Saturday, September 19, 2009

Almack's according to a Yank

Saturday, September 19, 2009

Loretta reports:

The print I used in my last blog of pretty people dancing at Almack’s reminded me of a puzzler I came upon when researching my last book:

1818 April 16
We were at Almack’s last night. The younger part of the company danced. They were not the most numerous part. Statesmen, cabinet ministers and their ladies, peers, peeresses, and their daughters, foreign ambassadors, and others, were present. In these circles, if all classes do not intermingle, all ages do. Gibbon, writing to Lord Sheffield from Paris, says, that Horace Walpole gave him a letter to Madame du Deffand, ‘an agreeable young lady of eighty-two,’ who had constant suppers at her house, and the best company. There may be seen in society in London, as part of its ornaments, ladies whom I should set down as not much short of that youthful age. It would be doing injustice to the stronger sex, to supposed that they give up sooner.
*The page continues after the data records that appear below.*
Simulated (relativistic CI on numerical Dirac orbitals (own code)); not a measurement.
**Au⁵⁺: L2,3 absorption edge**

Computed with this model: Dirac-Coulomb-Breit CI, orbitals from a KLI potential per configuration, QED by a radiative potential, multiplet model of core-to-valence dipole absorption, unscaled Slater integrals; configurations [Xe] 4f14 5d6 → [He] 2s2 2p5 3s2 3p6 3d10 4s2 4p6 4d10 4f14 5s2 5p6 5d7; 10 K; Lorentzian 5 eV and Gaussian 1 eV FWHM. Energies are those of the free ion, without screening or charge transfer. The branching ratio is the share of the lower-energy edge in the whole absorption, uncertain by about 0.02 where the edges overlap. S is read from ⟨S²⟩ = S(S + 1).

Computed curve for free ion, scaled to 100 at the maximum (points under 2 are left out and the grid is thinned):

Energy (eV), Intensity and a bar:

Richard Rush (U.S. Minister to Great Britain 1817–1825), A Residence at the Court of London

The puzzler was the bit about the “younger part of the company” not being “the most numerous part.” It threw all askew my image of Almack’s as the Marriage Mart. More on this subject next week.

4 comments:

Vanessa Kelly said...

Oh, no! Is another myth about to bite the dust?

Although that might explain why the men found Almack's so boring - besides the lack of strong drink, of course. Maybe there just weren't enough young women to flirt with.

Isabella Bradford/Susan Holloway Scott said...

It also makes you wonder why this seems so remarkable to Mr. Rush. Is the life expectancy that much shorter back in Philadelphia that older ladies are a rarity worth noting? Or are they not permitted to show themselves in society after a certain age?

Vanessa Kelly said...

Susan, I guess even back then Americans were obsessed with looking youthful! At least if Mr. Rush is any indication.

Isabella Bradford/Susan Holloway Scott said...

Vanessa, at least when he's being amazed by an older woman, she really IS an older woman ('an agreeable young lady of eighty-two') So often when reading long-ago male opinions, they'll be dissing some lady as being doddering and withered -- and it turns out the poor woman in question is a whopping twenty-five!